Since its founding in 2005, the Wildflower Café in Mentone has built a reputation for good food and good times among locals and the tourists and second-home owners who flock on weekends and holidays to the charming town on Lookout Mountain.
Write-ups in state and regional publications help, as do cable TV programs like “Authentic America,” which featured the bohemian café and country store last year. After watching the episode, for example, a man from Iowa recently made reservations to celebrate his 84th birthday there.
“People are driving from all over just to come here,” says Laura Catherine “L.C.” Moon who has owned it since 2007. “It’s become a destination.”
Inside Wildflower Cafe (Wildflower Cafe/Facebook)
Lunch, available Thursday through Monday, features salads, quiches, and pasta with vegetables, along with burgers, sandwiches, and wraps. Burger ($11-$15) choices include a house-ground beef sirloin-and-fillet patty, wild-caught salmon, or grilled portobello with smoked provolone cheese. Weekend lunch specials might include crab-cake burgers.
At dinner, Friday and Saturday only, salads can become meals with added grilled or blackened salmon. Grilled filet mignon can be gilded with blue cheese and special seasonings. Specials might include pastry-wrapped Salmon Wellington.
“We have something for everybody,” Moon says. “We’ve got a kids menu. We’ve got hormone-free meat, the healthiest meat you’re going to get. We also have vegan, vegetarian, and gluten-free options.”
But the Wildflower is best known for its Famous Tomato Pie. It helped the restaurant win Alabama Magazine’s reader poll as the state’s best café in 2015 and 2018 and is one of the Alabama Tourism Department’s “100 Dishes to Eat in Alabama.”
Moon demurs when asked to share the recipe, but reveals that tomato slices are soaked in balsamic vinegar and Italian seasonings, strained and layered with mayonnaise and cheeses, and baked in a 10-inch pie crust.
The famous tomato pie (Wildflower Cafe/Contributed)
The recipe was brought in by a customer, Cindy Tyson, who asked the chef to make it for her. After sharing slices with early-arriving diners, he quickly realized it would be a hit. It was gone by the time Tyson arrived.
“People say that they make it at home and it just doesn’t taste the same,” Moon says. “I don’t know if it’s just the vibes at the Wildflower and the love the kitchen puts into it.”
The pie ($5-$7 depending on portion size) is always available—lunch, dinner, and Sunday brunch. The dinnertime Loaded Tomato Pie entrée ($23 with no meat; $27 with grilled chicken) is served with angel hair pasta on a bed of spinach, and topped with two cheeses and garlic-parmesan dipping sauce. Moon describes it as “a mouth explosion.”
Her favorites are Wildflower’s Peanut Butter Pie ($7), triple-layered Carrot Cake ($7), crust-free Spinach Quiche ($9), and Mediterranean Pasta ($16, more with added chicken or salmon).

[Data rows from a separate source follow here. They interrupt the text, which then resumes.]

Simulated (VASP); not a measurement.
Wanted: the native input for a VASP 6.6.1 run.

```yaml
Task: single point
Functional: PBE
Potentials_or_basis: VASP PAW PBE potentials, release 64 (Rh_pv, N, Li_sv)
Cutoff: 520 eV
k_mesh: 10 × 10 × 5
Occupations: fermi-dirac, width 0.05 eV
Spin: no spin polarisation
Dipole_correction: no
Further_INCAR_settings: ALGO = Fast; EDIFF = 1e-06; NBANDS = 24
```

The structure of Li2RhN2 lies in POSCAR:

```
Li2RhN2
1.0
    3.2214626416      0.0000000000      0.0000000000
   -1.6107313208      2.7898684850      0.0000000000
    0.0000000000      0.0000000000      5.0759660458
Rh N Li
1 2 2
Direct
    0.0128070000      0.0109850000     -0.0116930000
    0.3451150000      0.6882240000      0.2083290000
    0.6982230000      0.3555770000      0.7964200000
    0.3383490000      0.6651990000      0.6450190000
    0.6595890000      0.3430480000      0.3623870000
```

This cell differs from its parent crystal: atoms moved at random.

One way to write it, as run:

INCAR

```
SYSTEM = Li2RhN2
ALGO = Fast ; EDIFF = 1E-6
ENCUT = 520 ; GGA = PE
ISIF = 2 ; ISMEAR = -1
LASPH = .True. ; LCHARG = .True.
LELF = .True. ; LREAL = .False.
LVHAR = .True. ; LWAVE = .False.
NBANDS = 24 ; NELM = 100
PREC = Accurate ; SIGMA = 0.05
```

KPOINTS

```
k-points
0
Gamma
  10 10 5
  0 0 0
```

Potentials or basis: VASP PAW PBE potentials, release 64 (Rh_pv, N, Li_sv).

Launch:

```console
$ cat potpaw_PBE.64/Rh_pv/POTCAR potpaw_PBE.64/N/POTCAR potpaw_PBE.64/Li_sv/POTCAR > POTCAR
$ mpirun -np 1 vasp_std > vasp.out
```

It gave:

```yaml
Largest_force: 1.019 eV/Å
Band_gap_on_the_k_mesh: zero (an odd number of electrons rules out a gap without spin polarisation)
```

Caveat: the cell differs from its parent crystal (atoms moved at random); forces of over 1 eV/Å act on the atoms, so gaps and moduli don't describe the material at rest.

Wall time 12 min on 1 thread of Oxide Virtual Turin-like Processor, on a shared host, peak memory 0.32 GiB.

Moon shows off some of the items for sale in the gift shop (Wildflower Cafe/Contributed)
Moon—“I just go by ‘Moon,’” she quips, “like Cher and Madonna”—depends on staff for flavor feedback on some dishes. “I don’t eat meat,” she says. “I made cabernet beef tips in portobello wild rice last weekend and I was having everybody taste it because I don’t eat it.”
Food’s not the only draw at Wildflower Café. Musicians regularly entertain customers. Wildflower’s shop, where Moon displays and sells the works of nearly four-dozen artists and artisans, invites browsing.
“If you would like to have a unique experience,” she says, “where you have local art, live music, great-feeling ambiance, fresh-cooked food, a place you can feel at home, and that you’ll want to come back and back and bring guests—come to the Wildflower.”